Joe Walsh-Barnstorm

December 21, 2012

Joe Walsh

Barnstorm (1972 ABC Records)

http://www14.zippyshare.com/v/73168391/file.html

Let me preface this review by disclosing that my wife once smoked a joint with Joe Walsh at Woodstock ’94. This is one of the multitude of reasons why I love her, but want to make it known that this trivia has in no way influenced my devotion to Joe Walsh.

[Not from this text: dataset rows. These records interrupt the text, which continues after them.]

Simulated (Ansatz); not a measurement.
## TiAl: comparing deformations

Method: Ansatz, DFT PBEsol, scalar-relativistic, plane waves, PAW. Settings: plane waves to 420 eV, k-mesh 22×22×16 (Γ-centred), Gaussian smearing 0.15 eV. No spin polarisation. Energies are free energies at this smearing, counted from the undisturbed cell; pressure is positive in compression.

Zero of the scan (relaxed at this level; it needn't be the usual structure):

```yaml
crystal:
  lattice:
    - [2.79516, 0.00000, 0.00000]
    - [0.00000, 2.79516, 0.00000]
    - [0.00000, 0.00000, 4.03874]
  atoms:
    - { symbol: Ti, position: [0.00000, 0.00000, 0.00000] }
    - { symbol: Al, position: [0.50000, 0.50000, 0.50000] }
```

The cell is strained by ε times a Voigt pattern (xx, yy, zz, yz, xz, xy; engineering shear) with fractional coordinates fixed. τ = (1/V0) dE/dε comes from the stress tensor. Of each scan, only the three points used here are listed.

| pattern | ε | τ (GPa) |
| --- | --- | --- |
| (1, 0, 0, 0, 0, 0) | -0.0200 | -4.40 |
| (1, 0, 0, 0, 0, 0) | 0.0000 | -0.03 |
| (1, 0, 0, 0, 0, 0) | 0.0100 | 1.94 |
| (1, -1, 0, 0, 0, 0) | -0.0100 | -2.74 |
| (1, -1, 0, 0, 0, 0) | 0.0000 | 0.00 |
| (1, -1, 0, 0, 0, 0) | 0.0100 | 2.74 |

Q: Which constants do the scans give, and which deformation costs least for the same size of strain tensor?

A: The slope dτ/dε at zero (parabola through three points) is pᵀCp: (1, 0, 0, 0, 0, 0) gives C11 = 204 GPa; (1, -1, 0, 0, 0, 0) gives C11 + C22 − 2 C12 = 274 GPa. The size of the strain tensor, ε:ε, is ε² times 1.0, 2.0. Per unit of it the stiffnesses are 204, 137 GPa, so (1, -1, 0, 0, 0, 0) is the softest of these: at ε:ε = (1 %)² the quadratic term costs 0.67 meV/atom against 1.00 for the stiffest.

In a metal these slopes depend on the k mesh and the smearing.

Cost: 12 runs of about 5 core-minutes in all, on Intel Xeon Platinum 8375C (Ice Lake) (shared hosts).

No amount of soap and water could wipe away the stench of the Eagles. Yeah, I dig a couple of their songs whenever they happen to pop up like a whack-a-mole in my daily existence. I kind of nod my head at first, but something about them always triggers me to grab that rubber mallet and forcibly beat it back into it’s sleazy hole. Dude, I cannot even begin to express how I cannot stand everything to do with the collectively nauseating vibe of Don Henley and Glenn Frey and how it befouled all who ever picked up an instrument in that band. However, their is one notable and hypocritical exception to this cardinal rule, the stone-cold coolness of one Joe Walsh. Joe Walsh was kind of a skeeve and embodied that whole lackadaisical longhair lothario vibe they exuded on their hits, so he made perfect sense  as a later addition to the band circa Hotel California. However, his work prior to the Eagles is so far superior to what came after he was tainted by tunes telling tales of dark desert highways with cool wind in one’s hair.

First, you cannot beat the skeevy ambiance of the James Gang. They were positively one of the best hard rock bands of their time and the triumvirate of Yer’ Album, Rides Again and Thirds might be one of the best trios to listen to whenever the sun is shining and a cold brew awaits your yearning hand. They were equally adept at libidinous guitar anthems as well as the slow and smarmy blues with a liberal sprinkling of 60s country-rock. However, Joe Walsh’s solo debut, Barnstorm, takes the cake as it amplifies all that was great about the James Gang and lathers it with plenty of weirdo flourishes that make it something entirely his own and uncopied since. It’s practically kaleidoscopic in comparison to its past and future as Walsh captures lightning in a bottle and writes the album of his career. Barnstorm is kind of a conundrum. One-half is happy to improve on the formula of the James Gang, but the other half wants to take a nap in the corner with the Grateful Dead and Allman Brothers and dream of prog-rock future together. Unsurprisingly, my heart is forever entwined with the latter vibe.

The opening track “Here We Go” signals that Walsh has his sights set on something more epic than the James Gang. To be honest, it kind of sounds like a southern-fried Yes for the first half until Walsh unfurls one of those riffs where you can almost imaging the wind blasting his hair into the air as he begins to strum its central chords. Even stranger is “One on One” which is brittle paean to missing the innocence of youth that is a mostly piano-driven prog ballad complete with one of those farty synth solos that give way to an interlude of fluting that echoes into the ether. It’s a weird track, but kind of gorgeous if you decide to get down with where they are cming from here. On the other hand, “Turn to Stone” almost serves as a forgotten signpost for the beginnings of heavy metal if you erase the stoned and mellow chorus from the incessantly chugging riff that erupts throughout it. Lyrically, it’s a bunch of mumbo-jumbo about avoiding confrontation until the cork pops out of the proverbial bottle, but it’s delivered with enough lunkhead devotion that you kind of feel like rooting for this red hot mess in the song. Barnstorm is many things, all of them excellent.